If you share your Airflow environment with multiple teams, testing whether there are owners defined in the DAG definition is a good practice.
If you are using the convenient way of sending email using the email_on_failure DAG argument, checking whether the field is present will be helpful.

Unit test

Unit tests ensure that each smallest part of the workflow is tested in isolation, which in DAG’s case is mostly operators and sensors. You can also assert the number of tasks in the DAG, verify relationship between the tasks, and validate input and output of the tasks. If there are custom sensors or operators, you can verify the correctness of the custom operators/sensors functionality.
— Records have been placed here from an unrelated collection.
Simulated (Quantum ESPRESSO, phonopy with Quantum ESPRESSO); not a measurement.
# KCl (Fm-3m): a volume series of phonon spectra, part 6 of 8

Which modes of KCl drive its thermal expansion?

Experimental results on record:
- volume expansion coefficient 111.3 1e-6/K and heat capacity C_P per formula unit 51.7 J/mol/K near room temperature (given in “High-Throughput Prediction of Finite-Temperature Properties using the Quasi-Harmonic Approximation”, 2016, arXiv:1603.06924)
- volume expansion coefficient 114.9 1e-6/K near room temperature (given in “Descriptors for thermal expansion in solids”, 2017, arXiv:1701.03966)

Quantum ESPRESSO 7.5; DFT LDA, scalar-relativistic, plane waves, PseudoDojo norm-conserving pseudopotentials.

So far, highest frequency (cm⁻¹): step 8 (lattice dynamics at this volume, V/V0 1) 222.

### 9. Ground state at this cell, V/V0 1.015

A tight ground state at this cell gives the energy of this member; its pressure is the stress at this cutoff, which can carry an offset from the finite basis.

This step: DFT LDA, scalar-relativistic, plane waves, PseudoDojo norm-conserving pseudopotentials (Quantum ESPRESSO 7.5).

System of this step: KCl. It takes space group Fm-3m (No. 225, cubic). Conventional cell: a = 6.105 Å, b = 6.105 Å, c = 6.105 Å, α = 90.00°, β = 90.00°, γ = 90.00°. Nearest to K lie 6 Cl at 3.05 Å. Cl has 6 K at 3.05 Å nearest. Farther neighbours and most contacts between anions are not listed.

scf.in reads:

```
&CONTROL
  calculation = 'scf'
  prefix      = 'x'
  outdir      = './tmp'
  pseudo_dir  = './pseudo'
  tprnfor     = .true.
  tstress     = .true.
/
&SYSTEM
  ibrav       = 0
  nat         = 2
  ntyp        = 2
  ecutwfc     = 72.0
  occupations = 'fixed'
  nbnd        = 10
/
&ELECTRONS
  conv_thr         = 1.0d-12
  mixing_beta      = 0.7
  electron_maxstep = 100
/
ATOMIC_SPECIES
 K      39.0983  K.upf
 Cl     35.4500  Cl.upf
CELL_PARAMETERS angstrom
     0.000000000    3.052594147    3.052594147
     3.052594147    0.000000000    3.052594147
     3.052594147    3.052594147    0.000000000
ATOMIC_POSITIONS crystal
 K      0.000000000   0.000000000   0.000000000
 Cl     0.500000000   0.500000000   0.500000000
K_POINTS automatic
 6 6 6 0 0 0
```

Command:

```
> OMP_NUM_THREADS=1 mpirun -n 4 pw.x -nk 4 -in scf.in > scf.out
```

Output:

Because the unit tests are done in isolation, when there are connections to the external services—for example, the DAG is performing a task in Amazon Elastic Kubernetes Service (Amazon EKS) or getting data from an Amazon Redshift cluster—you can use mock libraries to mock the external services. The Python unittest framework provides a mock library called unittest.mock with which you can create mocks or stubs and assert input arguments or return values to make sure that your code is integrating with the external service correctly.

Identifying changes to requirements file and plugins

Airflow has a built-in plugin manager that allows you to drop an external component to customize an installation. With Amazon MWAA, the plugin is packaged as a ZIP file and dropped into the @AIRFLOW_HOME/plugins folder. The requirements file allows you to install Python dependencies that are not included in the Apache Airflow base install of your MWAA. Both the plugins and requirements file are required to have version numbers associated if they are configured in the MWAA environment.

MwaaEnvironment:
    Type: AWS::MWAA::Environment
    DependsOn: MwaaExecutionPolicy
    Properties:
      Name: !Sub "${AWS::StackName}-MwaaEnvironment"
      SourceBucketArn: !Sub "arn:aws:s3:::${S3Bucket}"
      ExecutionRoleArn: !GetAtt MwaaExecutionRole.Arn
      DagS3Path: dags
      RequirementsS3Path: requirements.txt
      RequirementsS3ObjectVersion: !Ref RequirementsFileVersion
      PluginsS3Path: plugins/plugins.zip
      PluginsS3ObjectVersion: !Ref PluginsVersion

Whenever the plugins or requirements files are updated in the Amazon S3 bucket, the new version ID of the files must be updated in the MWAA environment for the changes to take effect. This environment update takes 20–30 minutes. Thus, incorporating testing in your deployment to get faster feedback on issues and triggering the update only if the requirements or plugins are changed is important.

As I highlighted previously, we should not instigate an MWAA environment update for DAG changes. We must identify whether the plugins and requirements files are changed from the last time the build successfully ran. The high-level steps follow, and you can find them in infra/plugin-versioning.py:

Using the git diff-tree command along with a previously successfully built commit ID, find out whether there are changes in the plugins or requirements files.
If there are changes, copy the files to an Amazon S3 bucket and get the version ID of the new file.
If there are no changes to the files, get the version using GetEnvironment API of MWAA.
Update the versions in the parameter file that is passed to infra/template.yaml.

Conclusion

Amazon MWAA takes away the operational responsibility so you can focus on building workflows. By following guidelines described in this post to automate deploying your DAGs to an Amazon MWAA environment, you can build quality DAGs and deploy them faster.

In this post, we explained how to build an automated CI/CD pipeline to accelerate deploying workflows, and we described how to automate tasks, including updates to plugins and requirements files. You can deploy the CI/CD pipeline and related code to your own AWS account using instructions found in the GitHub repository.